When I gave up meat as a first-year student, I did so not just because of nascent first-world guilt about the environment and factory farming, but because it was cheaper.

And when I became vegan four years later, I thought I was entering a world of bulk-bought lentils and Vitalite, not exclusive menus and social capital.

I lived in Manchester, and was lucky enough to be surrounded by budget cafes that catered well for people who didn’t eat animals. I remember with mouthwatering affection Glossop’s Globe Inn, where a largely vegan menu was dished up at £3 for a main course and where I first heard the word “seitan” (swiftly followed by “and ale pie and chips”).

The point I’m making is that while I’m delighted to see a self-avowedly vegan pub opening to a degree of fanfare it’s more important than ever that it makes an effort to welcome the people who might have drunk there 10, 20 or 30 years ago. Like many places in Hackney, Homerton is a mix of old and new communities. Veganism is no longer a hairshirt-y cult, but what it has lost in one stereotype it has gained in another: vegan shops and restaurants are too often now a sign of gentrification.

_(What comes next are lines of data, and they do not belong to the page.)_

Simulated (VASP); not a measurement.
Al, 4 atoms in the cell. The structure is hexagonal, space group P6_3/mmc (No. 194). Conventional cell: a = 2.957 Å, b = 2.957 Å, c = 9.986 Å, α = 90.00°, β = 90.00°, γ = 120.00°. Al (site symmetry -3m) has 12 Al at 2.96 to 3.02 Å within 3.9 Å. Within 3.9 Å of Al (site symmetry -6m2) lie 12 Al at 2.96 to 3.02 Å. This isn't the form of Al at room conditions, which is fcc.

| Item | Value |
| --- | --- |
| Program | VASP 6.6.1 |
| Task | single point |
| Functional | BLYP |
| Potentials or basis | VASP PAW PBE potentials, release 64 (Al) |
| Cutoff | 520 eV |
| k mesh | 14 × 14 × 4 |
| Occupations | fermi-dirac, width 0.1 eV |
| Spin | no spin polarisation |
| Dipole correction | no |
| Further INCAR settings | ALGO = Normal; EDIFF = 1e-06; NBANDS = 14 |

So I’m encouraged by the pub’s talk of breaking stereotypes. Not, obviously, that I think there’s anything wrong with being vegan – but with places like Dalston becoming increasingly polarised between upmarket meat-free pizza restaurants and older, more affordable cafes and takeaways, veganism is gaining a reputation for being exclusive when it should be the opposite: everyone can eat meat-free food but not everyone can eat meat.

Ridley Road’s fruit and veg stalls were vegan long before cashew cheese was invented. Veganism isn’t just for judgemental elites: it’s for everyone.